Shipping industry faces worse storm than after financial crisis. The industry has been squeezed on both the supply and demand sides: too many vessels have been built and not enough scrapped, while global trade has slowed down.
"Eyes are trained on changes at Maersk Group
in particular, which has long set the course for the industry. The Danish line has probably lost only $11 per container moved this year, less than the $100 figure for companies like Hanjin, but that is still unacceptable to its bosses and to the family that owns it," says the report.
Maersk Group is considering splitting up the conglomerate, and are due to announce details this month.
Soren Skou, who remains CEO of Maersk Line as well as the overall group, has said he wants to see the group’s revenues grow, and its oil division will struggle to play its part in this. One short-term but serious problem for Maersk Oil, for example, is that production could halve by 2018 because its licence to operate Qatar’s largest offshore oil field is expiring in July next year.
Maersk Line, in contrast, starts from the position of being the biggest shipping firm in the world. Yet it too has lots of work to do if it is to boost revenues and profits from shipping.

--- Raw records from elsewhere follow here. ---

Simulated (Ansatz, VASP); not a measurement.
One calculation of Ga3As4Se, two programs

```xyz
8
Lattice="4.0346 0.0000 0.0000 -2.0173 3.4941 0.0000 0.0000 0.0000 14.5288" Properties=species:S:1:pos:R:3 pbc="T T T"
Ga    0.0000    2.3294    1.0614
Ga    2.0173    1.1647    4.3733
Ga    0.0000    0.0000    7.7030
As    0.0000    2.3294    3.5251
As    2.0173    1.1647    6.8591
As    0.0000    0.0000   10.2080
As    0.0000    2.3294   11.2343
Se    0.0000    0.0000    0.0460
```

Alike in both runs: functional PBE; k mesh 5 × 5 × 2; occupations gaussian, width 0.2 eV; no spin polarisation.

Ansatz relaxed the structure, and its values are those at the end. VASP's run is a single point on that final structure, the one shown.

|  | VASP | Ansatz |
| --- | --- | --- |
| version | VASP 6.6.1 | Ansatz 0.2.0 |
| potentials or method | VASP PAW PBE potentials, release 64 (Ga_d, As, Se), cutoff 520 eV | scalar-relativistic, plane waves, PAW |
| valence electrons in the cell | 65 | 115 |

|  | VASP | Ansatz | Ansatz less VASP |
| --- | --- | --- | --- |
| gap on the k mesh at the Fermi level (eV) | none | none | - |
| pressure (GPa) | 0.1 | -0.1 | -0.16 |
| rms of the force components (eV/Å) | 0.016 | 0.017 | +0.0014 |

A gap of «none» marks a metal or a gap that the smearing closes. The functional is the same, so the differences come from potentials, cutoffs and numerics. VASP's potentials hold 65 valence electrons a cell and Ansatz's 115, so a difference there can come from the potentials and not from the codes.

The Danish firm’s three-year-old analytics team has also worked on discovering the optimal speed and course for its ships. They are trying to cut its big repair bills, too.
The hope is that predictive maintenance could achieve this quickly. Instead of waiting for ship engines to break down, sensors will report when they need care.
What Maersk Line does
in digitisation is likely to be followed by the rest of the industry in fairly short order. As an executive at one of Maersk Line’s rivals admits: “We just watch what Maersk does and copy it.”
And although few shipping outfits have the resources to build ever bigger ships, even the smallest of them can learn to use data better. Data crunching alone will not save the industry from the current storm; that will require ships to be scrapped. But it may prepare it better for the next one.